After the results of our drinks and drug survey, Quinton O’Reilly got the reaction of SU Welfare officer, Scott Ahearn and Manager of EDIT, Jerry McMahon
Scott Ahearn: SU Welfare Officer
When told about the results stating that 40 per cent of those surveyed drink two to three times a week, Ahearn stated that he wasn’t surprised saying that it represents student life and felt that the volume reflected the consumer aspect of student drinking.
“The price is reflecting the survey. The consumption is reflecting the survey; that the cheaper the price, the more people drink and go out,” explains Ahearn. “Also you have to bear in mind off-licences as well. You can get a bottle of wine and which would represent four drinks in one night, which would cost about €7. There are a lot of variables regarding that survey.”

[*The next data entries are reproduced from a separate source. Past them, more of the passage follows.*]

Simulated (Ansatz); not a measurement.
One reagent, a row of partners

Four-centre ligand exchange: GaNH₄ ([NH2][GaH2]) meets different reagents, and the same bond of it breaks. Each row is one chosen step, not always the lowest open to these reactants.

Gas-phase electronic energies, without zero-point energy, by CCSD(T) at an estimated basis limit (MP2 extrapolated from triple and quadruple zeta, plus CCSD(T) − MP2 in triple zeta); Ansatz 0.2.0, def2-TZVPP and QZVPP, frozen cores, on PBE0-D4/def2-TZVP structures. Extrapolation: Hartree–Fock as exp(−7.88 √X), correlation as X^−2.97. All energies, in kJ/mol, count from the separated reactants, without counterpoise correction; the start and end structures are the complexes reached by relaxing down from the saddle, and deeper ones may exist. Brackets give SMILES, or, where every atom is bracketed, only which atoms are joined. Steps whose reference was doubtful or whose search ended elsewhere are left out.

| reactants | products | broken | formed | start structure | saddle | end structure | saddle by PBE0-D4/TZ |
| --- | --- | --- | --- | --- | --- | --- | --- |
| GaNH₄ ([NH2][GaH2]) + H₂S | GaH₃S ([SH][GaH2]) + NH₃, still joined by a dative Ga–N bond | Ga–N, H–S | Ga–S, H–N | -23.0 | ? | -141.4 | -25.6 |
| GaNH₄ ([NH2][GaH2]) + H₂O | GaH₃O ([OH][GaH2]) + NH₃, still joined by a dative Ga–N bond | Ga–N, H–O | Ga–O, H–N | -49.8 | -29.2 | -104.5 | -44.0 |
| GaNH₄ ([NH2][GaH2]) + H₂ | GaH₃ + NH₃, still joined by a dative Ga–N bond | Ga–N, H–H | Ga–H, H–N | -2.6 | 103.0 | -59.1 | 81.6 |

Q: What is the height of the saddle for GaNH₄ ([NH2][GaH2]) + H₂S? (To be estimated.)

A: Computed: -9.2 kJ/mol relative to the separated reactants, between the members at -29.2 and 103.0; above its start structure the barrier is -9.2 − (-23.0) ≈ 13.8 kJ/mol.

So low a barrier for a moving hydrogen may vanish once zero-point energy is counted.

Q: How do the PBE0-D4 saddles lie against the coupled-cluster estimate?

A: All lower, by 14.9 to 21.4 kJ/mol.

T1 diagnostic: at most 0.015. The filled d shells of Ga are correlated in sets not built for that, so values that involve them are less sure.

Another statistic that Ahearn was concerned about was the percentage of students who experienced a moment where they couldn’t remember part or all of a night out. While concerned about it, he felt that these students could learn from their experiences: “I still think individuals need to learn lessons from when those occasions occur so they can learn their limits. So when you’re educating someone in terms of alcohol awareness so that they can testify that; they themselves know their limits.”
However, he was adamant that society was the reason behind the university’s and country’s drinking problem. “Go to any major Irish town and you probably have more pubs than any other business. I come from a town where there are 55 pubs – double the amount of pubs than restaurants. It’s society and that’s where it comes from.”
While saying that it was an unfortunate outlook that many students felt pressures to drink on a night out, Ahearn states that for those uninterested in drinking, “there are a lot of alternatives…I think it’s important that students realise that alcohol isn’t the central focus. It shouldn’t be the central focus. We’ve a very strong international presence of students here from different countries where, owing to religion, alcohol isn’t accepted. In some cases, it can be quite different from the people you surveyed.”
Ahearn commented on the percentage of students admitting to taking drugs by saying that he found it: “Worrying. I think that’s quite worrying that 45 per cent have admitted they take drugs. It’s not a good thing,” he says. “In a lot of ways, the difference between alcohol and drugs is, drugs is illegal, alcohol is legal”
Jerry McMahon: Manager of Edenmore Drug Intervention Team (EDIT) & Chairperson of Dublin North East Drug Task Force (DNEDTF)
When notified about the results of the survey, McMahon felt that the statistics regarding feeling pressure to drink and not remembering part or all of a night out was more akin to general Irish life.
“Student drinking is just one particular kind of reflection of a more general national problem. And, you know, for the challenge that we have either to find the courage some place else for our social interactions if we feel not as much at ease as we should feel,” said McMahon. “To find the courage to fit with that and address that problem is a challenge for all of us.”
Through his experience in working with various addiction cases, McMahon felt that there was too great a focus on alcohol as social interaction not only among students but also in wider society.
“If the next day were defining what constitutes a good night out, it’s not purely or particular or exclusive to students that a criteria that sometimes people apply is that they can’t remember half of that night,” he says. “They’re assuming because they can’t remember that it must have been a fantastic night and I see that right through all age-groups.”
When asked for his opinion on the results regarding drug habits, McMahon said that the figures didn’t surprise him but did concern him. He warned about the dangers of drug addiction stating that many people only discover the side-affects “afterwards the hard way”.
“Sometimes the person actually taking the drug is the last one to notice and certainly, very frequently, is the person most in denial about the downsides of taking drugs,” said McMahon. “But the same thing also applies to drugs as I said, about alcohol. The challenge to enjoy ourselves without misusing substances – be they alcohol or drugs.”
Ultimately, McMahon feels that the only way to properly tackle both issues of alcohol and drug abuse is through openness and debate: “I think the issue is to increase awareness and to question ourselves more, individually and as a society, as to why we need to present such a risk to ourselves as individuals, and to our families, our friends, and our society. Why we have to take such a risky way to enjoy ourselves, and life.
“What I advocate is open-debate and the complexities, particularly for something like cannabis, and whether it should be legalised or not legalised,” he says. “We should have much more of an open debate in Irish society, and maybe starting with the elephant in every room: our misuse of alcohol.”